HOWTO: Change external editor?

On the desktop app for MacOS, I’m given the option in settings for a text editor command, but there’s no documentation on how to fill this out. I’ve tried using the absolute path to my editor, and the command used to open my editor, but nothing has worked. Currently, I’m only able to have my note open in Xcode. How do I, for example, set my external editor as Visual Studio Code?

Thanks!

Try to use the absolute path.

I’m using the following to use Sublime Text as the external editor: /Users/kct/bin/subl -n

1 Like

Awesome, thank you. For anyone else wondering, here’s what I had to use:

/usr/local/bin/code -n

Hi @sublimemarch and @tessus,

I assume your solution works when either Sublime or Visual Studio Code are installed through Homebrew on MacOS since I don't have any executable named code on my MacOS.
I have installed Visual Studio Code through standard installation process in

/Applications

Would anybody have some guidance on how to get this configured, I have tried multiple options and keep getting the same error:

Error opening note in editor: spawn (whatever path to the executable I try) ENOENT

code is most likely only a link anyway or a shell script pointing to the executable.

Anyway, look in /Applications/Visual Studio Code.app/Contents/MacOS. You should find an executable there which you can reference.

I don’t use Visual Studio, thus I can’t give you the exact answer. Btw, SublimeText cannot be installed via MacPorts or Homebrew.
Check your Visual Studio Code menu. Maybe there’s an item called something like 'install command line tool`.

Maybe someone who’s using Visual tuidio Code can give you a more definitive answer.

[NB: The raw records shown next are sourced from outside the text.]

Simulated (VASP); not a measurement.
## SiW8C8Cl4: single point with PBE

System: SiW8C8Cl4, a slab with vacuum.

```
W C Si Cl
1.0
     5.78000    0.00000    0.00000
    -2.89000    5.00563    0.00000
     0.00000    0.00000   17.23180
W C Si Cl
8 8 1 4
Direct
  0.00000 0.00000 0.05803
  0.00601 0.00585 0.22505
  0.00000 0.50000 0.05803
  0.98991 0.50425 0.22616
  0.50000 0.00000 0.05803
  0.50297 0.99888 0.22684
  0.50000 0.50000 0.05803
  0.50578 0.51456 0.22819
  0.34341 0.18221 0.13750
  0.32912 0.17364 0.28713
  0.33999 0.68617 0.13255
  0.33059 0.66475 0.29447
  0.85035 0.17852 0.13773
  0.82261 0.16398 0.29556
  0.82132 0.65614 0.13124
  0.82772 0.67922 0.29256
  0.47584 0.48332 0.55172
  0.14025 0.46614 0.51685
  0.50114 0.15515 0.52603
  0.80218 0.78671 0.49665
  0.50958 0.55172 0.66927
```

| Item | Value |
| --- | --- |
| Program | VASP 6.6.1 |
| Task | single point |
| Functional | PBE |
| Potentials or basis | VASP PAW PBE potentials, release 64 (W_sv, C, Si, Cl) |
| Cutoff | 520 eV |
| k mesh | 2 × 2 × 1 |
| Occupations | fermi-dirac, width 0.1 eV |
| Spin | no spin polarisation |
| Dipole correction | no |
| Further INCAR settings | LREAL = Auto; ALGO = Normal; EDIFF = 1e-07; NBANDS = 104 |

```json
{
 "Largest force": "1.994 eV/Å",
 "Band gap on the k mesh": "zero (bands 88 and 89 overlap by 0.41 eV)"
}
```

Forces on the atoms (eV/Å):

Thanks @tessus - I ended up removing Visual Studio Code and install it again through homebrew.
It does indeed add the link that is used in Joplin

==> Moving App 'Visual Studio Code.app' to '/Applications/Visual Studio Code.app'.
==> Linking Binary 'code' to '/usr/local/bin/code'.
:beer: visual-studio-code was successfully installed!

It works fine after that.

@taljoplin Can you please post what the link points to (as a reference)?

ls -la /usr/local/bin/code

I was able to get the external editor working thanks to this thread. Thanks

I’m on an Mac. I use Dropbox and my objects are encrypted. My user has “Read & Write” permissions on the Dropbox folder. “staff” has “Read only” and “everyone” has “Read only”.

I’m getting this error.

I’m looking for ideas?

Thanks!

Can you please open a new topic. Also, I’d kindly ask you to be a bit more specific. Is this error message from Joplin? From an external program, when you try to open a file in your Dropbox folder manually? From the editor when you click in Joplin on open in external editor?
Btw, Joplin does not open the file from your Dropbox folder, so this error is very strange.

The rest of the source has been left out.